# Aquarium Depot in Whitby!



## kharmaguru (Jan 6, 2013)

Finally something other than BigAls in this end of the city. I work randomly in Brampton so I've gone to that store many times, but I live in Oshawa so this is awesome.


----------



## bigfishy (Jun 19, 2009)

That's very close to my work place, only 1 block away


----------



## mmatt (Feb 12, 2012)

Signs got installed today.

Doors open at 10am. Had sneak peak earlier this week and its got everything youd need and want. No more having to go to the west end for hardware, dry goods and live stock. Right now there is a pair of 8 foot frag tanks with one stocked with quality frags. Ton of euphillia, acans, zoas shrooms, nems, gonipora frags and lots more to come.
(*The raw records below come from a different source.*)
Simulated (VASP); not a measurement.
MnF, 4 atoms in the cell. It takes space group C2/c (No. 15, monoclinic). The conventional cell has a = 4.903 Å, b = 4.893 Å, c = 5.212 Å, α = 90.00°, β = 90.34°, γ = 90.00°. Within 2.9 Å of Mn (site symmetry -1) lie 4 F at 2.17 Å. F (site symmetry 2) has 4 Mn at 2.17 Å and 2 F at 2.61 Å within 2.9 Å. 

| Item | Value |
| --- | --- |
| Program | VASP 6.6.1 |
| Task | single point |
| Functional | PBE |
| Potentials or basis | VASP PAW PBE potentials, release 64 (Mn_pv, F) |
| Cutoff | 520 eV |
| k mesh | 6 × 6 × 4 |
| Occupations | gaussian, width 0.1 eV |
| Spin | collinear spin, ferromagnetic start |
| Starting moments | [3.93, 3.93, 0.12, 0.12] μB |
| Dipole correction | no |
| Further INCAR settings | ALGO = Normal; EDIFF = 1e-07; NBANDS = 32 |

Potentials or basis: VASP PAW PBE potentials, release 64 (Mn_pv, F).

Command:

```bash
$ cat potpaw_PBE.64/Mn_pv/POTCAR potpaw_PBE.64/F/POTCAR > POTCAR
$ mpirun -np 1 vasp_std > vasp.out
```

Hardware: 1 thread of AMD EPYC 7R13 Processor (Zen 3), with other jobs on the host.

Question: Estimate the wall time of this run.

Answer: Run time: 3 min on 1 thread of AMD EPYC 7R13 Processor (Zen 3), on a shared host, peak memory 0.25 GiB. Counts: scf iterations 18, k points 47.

Invert wall is in the works but not up just yet 

Super stoked not gonna lie. My wife won't be happy that I have access to this stuff so close to home though. Lol


----------



## kharmaguru (Jan 6, 2013)

I was joking with Hussain that i was going to try to be his first customer. Guess you beat me to it!


----------



## kharmaguru (Jan 6, 2013)

bigfishy said:


> That's very close to my work place, only 1 block away


You might have to change your signature.


----------



## Dee2010 (Mar 26, 2013)

mmatt said:


> Signs got installed today.
> 
> Doors open at 10am. Had sneak peak earlier this week and its got everything youd need and want. No more having to go to the west end for hardware, dry goods and live stock. Right now there is a pair of 8 foot frag tanks with one stocked with quality frags. Ton of euphillia, acans, zoas shrooms, nems, gonipora frags and lots more to come.
> 
> ...


Any fish Matt ? Looking for a Mando!

We can finally meet up and hang out at a fish place lol


----------



## mmatt (Feb 12, 2012)

kharmaguru said:


> I was joking with Hussain that i was going to try to be his first customer. Guess you beat me to it!


Lol well haven't actually given any $$ yet but will be handing my money over tomorrow for sure.lol just helped out a little.


----------



## mmatt (Feb 12, 2012)

Dee2010 said:


> Any fish Matt ? Looking for a Mando!
> 
> We can finally meet up and hang out at a fish place lol


Not yet. Jist the frag tanks and all the hardware and dry goods you can shake a stick at. Definitely more tanks in the future though. Invert wall is suppose to be coming too.

Ya I might be a permanent fixture in there...lol


----------



## notclear (Nov 5, 2011)

Any specials?


----------



## mmatt (Feb 12, 2012)

Homestly I'm not 100% sure. I think so but nothing has been finalized.

Just an up date there will be give aways with purchases


----------



## mmatt (Feb 12, 2012)




----------



## kharmaguru (Jan 6, 2013)

I sent an email to Hussain over a year ago because I thought I got overcharged for an item. I realised my mistake and immediately sent another saying so. Dude has not responded to a single email I have sent since. Pretty sad. I have spent so much money in that store. At least Kris continues to be good guy.


----------